The publication of ISO/DIS 9001:2014 signifies the first time all current and future users can access and review the proposed changes to ISO 9001, signalling the unofficial beginning of the transition process for organisations.
David Lawson, LRQA Technical Director examines what’s new, what’s changed and importantly, what ISO/DIS 9001:2014 means for organisations worldwide.
What are the new topics?
The introduction of Annex SL, which establishes a consistent structure featuring 10 clauses as well as common terminology and definitions applicable to all ISO Management System Standards (MSS), is the biggest change to the ISO/DIS 9001:2014 document. Other topics that are new to ISO 9001 include: a] organisational context (clause 4), b] knowledge (clause 7), c] the control of externally provided products and services (outsourcing, clause 8) and the formal introduction of d] risk-based approach (several clauses), among others.
What areas have changed?
Amongst the areas of the standard that have been revised or now contain more specific information, organisations should pay attention to a] increased emphasis on top management engagement with ISO 9001 (clause 5), b] managing change (clause 6), c] performance and evaluation (clause 7), d] management review (clause 9) and e] repeat references to the process approach (several clauses).
What does ISO/DIS 9001:2014 mean for organisations worldwide?
The potential organisational impact of ISO/DIS 9001:2014 is dependent upon the organisation and their individual QMS. Factors such as the maturity and complexity of the existing ISO 9001:2008 management system, the existence of other management systems (such as ISO 14001 or OHSAS 18001) and the organisation’s current evaluation and management of risk will all heavily influence the degree of change that an organisation will need to undertake in order to meet these future requirements of ISO 9001:2015.
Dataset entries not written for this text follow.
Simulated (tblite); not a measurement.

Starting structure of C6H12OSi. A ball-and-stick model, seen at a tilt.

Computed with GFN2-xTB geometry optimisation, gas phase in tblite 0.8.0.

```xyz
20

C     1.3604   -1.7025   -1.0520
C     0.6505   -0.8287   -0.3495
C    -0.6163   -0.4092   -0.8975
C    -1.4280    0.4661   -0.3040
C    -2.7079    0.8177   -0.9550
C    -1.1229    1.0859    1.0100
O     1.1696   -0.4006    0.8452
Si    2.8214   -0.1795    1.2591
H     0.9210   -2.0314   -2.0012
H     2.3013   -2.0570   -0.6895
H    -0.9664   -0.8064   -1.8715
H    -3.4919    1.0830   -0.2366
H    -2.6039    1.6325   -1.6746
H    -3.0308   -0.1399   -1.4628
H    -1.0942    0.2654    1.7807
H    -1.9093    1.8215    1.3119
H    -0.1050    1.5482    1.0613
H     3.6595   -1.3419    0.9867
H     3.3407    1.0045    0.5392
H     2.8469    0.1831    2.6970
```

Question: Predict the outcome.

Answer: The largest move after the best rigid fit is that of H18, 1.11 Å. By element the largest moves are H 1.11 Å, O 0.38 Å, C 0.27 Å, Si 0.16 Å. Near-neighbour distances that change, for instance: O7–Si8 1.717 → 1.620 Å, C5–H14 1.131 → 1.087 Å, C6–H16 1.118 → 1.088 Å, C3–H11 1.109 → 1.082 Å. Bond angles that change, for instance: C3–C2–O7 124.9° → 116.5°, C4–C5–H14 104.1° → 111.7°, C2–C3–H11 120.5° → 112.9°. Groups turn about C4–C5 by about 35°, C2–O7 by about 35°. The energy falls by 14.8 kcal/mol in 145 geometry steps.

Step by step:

LRQA’s proposed next steps for organisations
1. Start with the DIS and focus on the areas that are completely new or have been revised. Those are the areas that are likely to be included in your transition plan. Also, make sure that quality managers and internal auditors understand the differences that Annex SL will bring to your QMS and any other MSS in your organisation.
2. Ensure that your certification body not only understands the DIS, but more importantly, understands what the DIS means to your QMS and wider organisation.
3. Engage your certification body to find out how a gap analysis and training on specific areas of ISO 9001:2015 can benefit you personally, as well as your organisation.
4. Formalise a transition plan and process and ensure that top management is involved from the start.